Tony Holloway stood gripping both sides of the lectern and smiled big. Before him was a room packed with elected officials, community leaders, police officers and a line of TV cameras.

"There's a lot of good men and women at the St. Petersburg Police Department, and we're going to show you a force that's going to stand together," Holloway said. "But we're also going to show you that we're going to build some bridges back into our community. Because that's what we need."

Holloway, 52, has been the Clearwater police chief for more than four years. He will now oversee a budget and workforce that is more than double in size. But his challenges will be more than numbers. He will be taking over an agency that is highly scrutinized by the community, nuanced in its internal policies and, according to many, in need of a unifying force.

Chief Chuck Harmon retired in January after 12 years, but officers have been clamoring for leadership for much longer than that, police union president Mark Marland said.

"I hope he's ready to go to work," Marland said. "We have a ton of issues, the biggest one being overall morale. He's going to have to turn that around, and that's not going to be an easy task."

The prolonged search for a chief, as well as controversy this spring over promotions and race relations within the agency, hasn't helped.

Harmon, in an interview with the Tampa Bay Times, said his successor will have to tackle the divides in the department.

"Everybody doesn't get along. Different people have agendas," Harmon said. "It's going to be very important who he gets his advice from, who he listens to."

It'll also be important for him to win over those who wanted Assistant Chief Melanie Bevan as their chief, Harmon said.

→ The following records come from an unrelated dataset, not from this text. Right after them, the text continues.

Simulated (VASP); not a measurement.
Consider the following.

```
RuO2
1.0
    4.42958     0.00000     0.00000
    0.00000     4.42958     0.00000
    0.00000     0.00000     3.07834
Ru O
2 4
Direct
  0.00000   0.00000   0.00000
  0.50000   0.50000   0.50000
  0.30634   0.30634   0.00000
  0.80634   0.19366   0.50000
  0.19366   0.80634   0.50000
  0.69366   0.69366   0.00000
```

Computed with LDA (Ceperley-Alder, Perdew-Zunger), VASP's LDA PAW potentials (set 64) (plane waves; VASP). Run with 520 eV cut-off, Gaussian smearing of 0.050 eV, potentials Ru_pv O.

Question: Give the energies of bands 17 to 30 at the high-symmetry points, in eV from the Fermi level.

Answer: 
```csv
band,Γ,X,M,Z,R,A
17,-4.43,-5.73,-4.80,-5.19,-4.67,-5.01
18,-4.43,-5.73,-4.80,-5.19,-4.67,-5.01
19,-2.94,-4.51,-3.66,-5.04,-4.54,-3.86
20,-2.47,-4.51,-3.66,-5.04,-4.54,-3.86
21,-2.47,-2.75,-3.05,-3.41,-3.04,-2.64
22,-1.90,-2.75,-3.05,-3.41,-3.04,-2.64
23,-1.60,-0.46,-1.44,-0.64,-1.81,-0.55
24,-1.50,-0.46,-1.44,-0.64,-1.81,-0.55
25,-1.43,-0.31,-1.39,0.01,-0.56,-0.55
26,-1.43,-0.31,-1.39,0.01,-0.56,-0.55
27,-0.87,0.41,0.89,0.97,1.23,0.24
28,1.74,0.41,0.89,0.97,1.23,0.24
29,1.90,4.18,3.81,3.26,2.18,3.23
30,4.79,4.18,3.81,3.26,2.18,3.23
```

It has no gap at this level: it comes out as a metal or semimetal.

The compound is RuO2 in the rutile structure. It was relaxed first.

Council of Neighborhood Associations president Lisa Wheeler-Brown, who supported Bevan, said she respects Holloway and especially likes his "park, walk and talk" philosophy about community policing.

"St. Petersburg needs a progressive police chief to move things forward," she said. "If he brings the same model here, our community will not be disappointed."

Rank-and-file officers hope he's accessible. They'd like to see him at shift meetings and crime scenes big and small, Marland said. Some felt they didn't get that with Harmon.

"Little things keep cops happy," said Jim Sewell, who consulted with Kriseman during the chief search. "But they need some direction to move ahead and not keep the status quo."

Communication with his officers, his command staff, his bosses at City Hall and the community will be key, Sewell said.

Holloway excels at that, said Pinellas Sheriff Bob Gualtieri, who has known him since the 1980s. He said Holloway is not afraid to be direct.

"People want to be policed with, not policed to," Gualtieri said. "And I think he subscribes to that."

On Tuesday, Holloway said his biggest weakness may be that he sometimes gets too involved with the community and doesn't step back to see the big picture.

Holloway already has some changes in mind. He plans to bring the CompStat model, which involves combining crime statistics with weekly accountability meetings, to the department. He also plans to tackle the juvenile arrest rate.

"I'm not talking about hugging a thug," he said. "If a child gets caught shoplifting or something like that we're going to see if we can turn that child around and get him or her back on that right track, because that's what we're supposed to do."

Holloway said he did not know if he would reorganize the command structure. In Clearwater, he has one deputy. In St. Petersburg, there are three assistant chiefs.

He doesn't think he will be tainted by the process that put him here.

"Any time that you come into a new place as a new person, everybody is going to look at you totally different," he said. "Cops are just like everybody else: People hate change, and people hate the way things are. … So how do you balance both of them? Just by getting to know everyone."

Holloway, who lives with his wife in Belleair, will not be moving to St. Petersburg. Kriseman, unlike former Mayor Rick Baker, did not make that a requirement.

He will take over next month.

Assistant Chief Luke Williams, who attended a controversial community meeting in March about racial divisions in the department, said he was excited about Holloway's start.

City Council member Wengay Newton predicted that Holloway may be able to mend fractures between the police and some black residents.

"They see someone who looks like them, they may respect him more," he said. "I think he'll be good for all the city."